Memory can sometime be a wonderful thing – or a curse. I sat through this latest Met Live screening of David Alden’s staging of Verdi’s Un ballo in maschera thinking ‘I’ve seen this before’. All the comments backstage on screen said it was a new production and similarly the reviews I read about the first night in November also suggested so. However, I referred to Susie Gilbert’s wonderful book Opera for Everybody (Faber and Faber)about the history of English National Opera concerning David Alden’s production of A Masked Ball in 1989 where his concept was ‘a dance of death’ and how the show was ‘full of striking visual symbols: a tilting gilt picture frame in Act I; the love scene of Act II, scene i, dominated by a clock face with frantic hands; a ballroom dominated by Horseman of the Apocalypse. The characters were similarly delivered: Arthur Davies’s Gustavus in high-street casuals and disguises; Lesley Garrett a chain-smoking Oscar with a goatee beard, red wig, glasses and wings; Linda Finnie’s Mlle Arvidson in a silver lamé ball gown.’ Commenting on the conductor Mark Elder’s response, she writes ‘At the opening of A Masked Ball, when the men’s chorus advanced slowly in bowler hats and black suits, he found the scene “really sinister and yet apparently benign”.’

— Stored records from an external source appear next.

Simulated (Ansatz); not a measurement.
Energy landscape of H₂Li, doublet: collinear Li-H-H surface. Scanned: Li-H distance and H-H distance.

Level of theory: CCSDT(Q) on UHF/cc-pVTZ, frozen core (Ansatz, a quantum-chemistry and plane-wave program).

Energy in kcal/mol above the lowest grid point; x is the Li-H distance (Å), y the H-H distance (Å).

So, in fact what was seen at the Met was no more than David Alden’s second thoughts on this earlier production. I am surprised how few commentators have made the connection with his earlier attempt at this opera for ENO – perhaps most were still at school in 1989? ‘Striking visual symbols’ continue to dominate the proceedings that take place in a slanting box-like setting (by Alden’s long-time collaborator Paul Steinberg) with more than a hint of the extravagance and surrealism of a black-and-white German Expressionist film. This was aided by Brigitte Reiffenstuel’s elegant costumes.

For the final scene, when the king is killed at the grand ball, the walls are lined stage deep with mirrors that add to an hallucinatory feel to the audience’s perception of the proceedings. Dominating most of what is seen throughout the opera is a tilted ceiling of the fall of Icarus. (From the limited view of the set that the live cinema screening provided it was difficult to determine the artist whose work was shown here but it looked very similar to a nineteenth-century painting of this subject by Merry-Joseph Blondel.) Clearly, what we were supposed to appreciate was that in this updating to the 1920s or 30s we see a carefree playboy king totally oblivious to the impending fatal consequences of his passion and therefore someone who will get his wings more than just clipped!

Enchantingly sung by Kathleen Kim, Oscar his willing page is an androgynous figure (almost exactly as at ENO) and often displays some angelic wings. With her hint of a goatee she leads a chorus line of courtiers and waiters brandishing champagne through some high kicks (choreographed by Maxine Braham) worthy – if that is the most appropriate word – of an Offenbach operetta. This is a nod to that the fact that Un ballo is an uneasy mix between opéra comique and grand opera. Verdi had great problems getting Antonio Somma’s libretto through the censors as it was they who would decide what could appear on Italy’s opera stages. Like most productions of Un ballo these days it restores the early Swedish setting of the libretto – and that itself was loosely based on their historical King Gustavo who actually was assassinated at a masked ball in Stockholm.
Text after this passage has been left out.